You can find out more about ASPs by visiting the Citrix Web site at http://www.citrix.com or other sources such as ASP News at http://www.aspnews.com.
Providing connectivity to Terminal Server via the Internet has its own set of challenges that must be considered carefully. The two areas of focus are security and connectivity.
The number-one issue with providing access to your Terminal Server environment over the Internet is security. Simply stated, your goal is to let only authorized users access your environment. The type and extent of security you implement will depend on the size of your organization, what services you want to provide through Terminal Server, and the money you have available to spend. There are three main configurations you can implement to provide access to Terminal Server:
Most other Internet configurations are simply a variation on one of these configurations. I suggest that if you’re not familiar with firewalls or Internet security you enlist the assistance of someone who is. There’s very little room for error when establishing a secure presence on the Internet.
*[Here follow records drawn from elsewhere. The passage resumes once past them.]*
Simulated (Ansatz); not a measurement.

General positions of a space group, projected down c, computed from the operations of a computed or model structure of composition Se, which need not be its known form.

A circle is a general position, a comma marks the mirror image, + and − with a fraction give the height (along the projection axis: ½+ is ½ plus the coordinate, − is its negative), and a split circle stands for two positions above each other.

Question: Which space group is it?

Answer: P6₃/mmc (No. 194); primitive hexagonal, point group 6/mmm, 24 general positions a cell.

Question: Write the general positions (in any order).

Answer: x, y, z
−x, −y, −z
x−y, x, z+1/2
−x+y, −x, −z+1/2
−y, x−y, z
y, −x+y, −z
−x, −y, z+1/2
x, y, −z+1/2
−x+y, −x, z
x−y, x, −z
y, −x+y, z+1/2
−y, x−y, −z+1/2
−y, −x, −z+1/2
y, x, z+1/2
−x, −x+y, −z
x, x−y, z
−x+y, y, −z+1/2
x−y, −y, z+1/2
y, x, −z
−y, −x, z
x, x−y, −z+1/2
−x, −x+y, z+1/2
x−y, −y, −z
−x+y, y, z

Figure 4.14 shows a typical topology for implementing Internet security. In addition to the obligatory firewall, there is what’s called the demilitarized zone (DMZ). A DMZ is a network that’s either sandwiched between two firewalls, as shown here, or in some situations sits out in the open directly off of the router. In either situation, the DMZ exists as a location where resources that need to be accessed by clients on the Internet can be placed. Access to an external resource doesn’t automatically grant them access to the internal network. This way, if a malicious attack compromises the security of an external resource in the DMZ, it doesn’t mean that your internal security has been compromised. Without a DMZ, your internal network would be at risk.
The DMZ shown in Figure 4.14 is commonly referred to as a single-stage or one-hop DMZ, because there is only one stage of restriction between the Internet and the internal network. There is also what is known as a two-stage or double-hop DMZ. Figure 4.15 provides an example of this, where less secure services such as FTP are placed in the outer stage, and more secure or restrictive services are placed in the inner stage.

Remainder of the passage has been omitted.